I just read this article by UK writer Tom Mitchelson. He was riding the subway, (sorry the Tube), to work, and was approached by an Abercrombie and Fitch recruiter to work in their new London store. Tom took them up on their offer, and even after telling them he was a writer he worked there briefly and got the inside scoop. 

In the states Abercrombie is seen as old hat.  The guys that shop there and buy the pre wrinkled over sized expensive clothes are stereotyped and frat boys as date rapists.  Given the “All-American Guy” image I found even more hilarity last week walking through Cherry Creek mall.  The store had moved locations and unlike the store pictured in this photo, the new location is completely windowless to the mall, save for a few tiny shutter slats.  Entering the store you’re required to turn twice, creating a club like atmosphere.  And with the rigid jawed “brand reps”, the A&F cologne or Axe spray permeating the air, and the thumping disco, it’s not unlike every gay S&M (standing and modeling) club I’ve ever been in.  Just darker for some reason.

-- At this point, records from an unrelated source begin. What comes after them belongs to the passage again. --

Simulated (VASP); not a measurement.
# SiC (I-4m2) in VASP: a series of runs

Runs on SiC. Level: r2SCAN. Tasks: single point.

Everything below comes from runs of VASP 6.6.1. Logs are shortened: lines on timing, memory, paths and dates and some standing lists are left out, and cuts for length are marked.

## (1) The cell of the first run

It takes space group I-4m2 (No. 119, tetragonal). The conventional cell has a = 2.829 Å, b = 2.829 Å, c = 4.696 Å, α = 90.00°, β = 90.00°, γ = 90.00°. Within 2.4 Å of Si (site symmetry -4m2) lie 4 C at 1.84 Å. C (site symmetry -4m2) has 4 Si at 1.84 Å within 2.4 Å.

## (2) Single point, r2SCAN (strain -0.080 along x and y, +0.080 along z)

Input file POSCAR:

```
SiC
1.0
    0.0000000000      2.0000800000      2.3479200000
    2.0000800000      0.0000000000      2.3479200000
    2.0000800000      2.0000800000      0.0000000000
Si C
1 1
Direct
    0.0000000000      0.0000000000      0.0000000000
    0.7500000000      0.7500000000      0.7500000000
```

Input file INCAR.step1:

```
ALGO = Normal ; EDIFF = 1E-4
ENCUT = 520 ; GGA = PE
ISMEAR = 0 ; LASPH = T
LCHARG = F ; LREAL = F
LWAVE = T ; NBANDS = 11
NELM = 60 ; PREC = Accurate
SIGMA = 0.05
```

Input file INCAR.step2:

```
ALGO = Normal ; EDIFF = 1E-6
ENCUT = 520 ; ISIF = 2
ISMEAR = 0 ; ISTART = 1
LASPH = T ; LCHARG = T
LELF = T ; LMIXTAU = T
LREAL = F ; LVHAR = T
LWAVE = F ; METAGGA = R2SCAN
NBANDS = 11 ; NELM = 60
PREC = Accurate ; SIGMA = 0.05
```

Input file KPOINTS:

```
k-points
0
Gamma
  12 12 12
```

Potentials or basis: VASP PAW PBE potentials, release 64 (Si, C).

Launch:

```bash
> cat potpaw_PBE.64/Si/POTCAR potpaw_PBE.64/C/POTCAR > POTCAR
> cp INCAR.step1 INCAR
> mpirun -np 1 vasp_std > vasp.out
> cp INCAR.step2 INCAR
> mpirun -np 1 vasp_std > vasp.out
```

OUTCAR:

I confess I am wearing a pair of A&F jeans – that I purchased at the thrift store for six dollars. 

Daily Mail Article

She informed us that the company had a “tagline” which we would have to use when greeting customers. She explained, very seriously, that it was, “Hello, how are you?” “How did you come up with that?” I asked. She said a company of marketing consultants had worked intensively at developing it. They wanted to audition me to see if I could deliver the line – this was make or break. “Hello, how are you?!” I said clearly. “Very good” she reassured me. I had cleared my first hurdle and said four words in the right order, a test that floored some of my fellow-would-be-models – honestly.  The interviewer then asked the assembled clutch of giggly, naive, underfed boys and girls – the bony and the beautiful – what they knew about Abercrombie & Fitch.

Nobody mentioned the story that A&F supposedly sold Ernest Hemmingway the gun he used to shoot himself.

And no one mentioned the homoerotic nature of the ad campaign or the $40million outofcourt settlement in a racial and ethnic discrimination case bought by 10,000 litigants in the U.S.  As far as age goes, at 29 I was probably the oldest there. I thought that if the law permitted it, managers would have exercised quality-control over the customers, too, and I might be assigned to blow a whistle if anyone old or fat ventured in.

But employees who are not on public view are allowed to be slightly less attractive. The “impact team” is a group of workers who replenish the dwindling stock.

They are often on the shop floor but don’t have to interact with customers in the same way. A manager told me: “The impact team don’t need to show the visual image of the store.”

She meant they could be a bit uglier. There were also the “overnighters” – nocturnal shelfstackers. Presumably it doesn’t matter what they look like.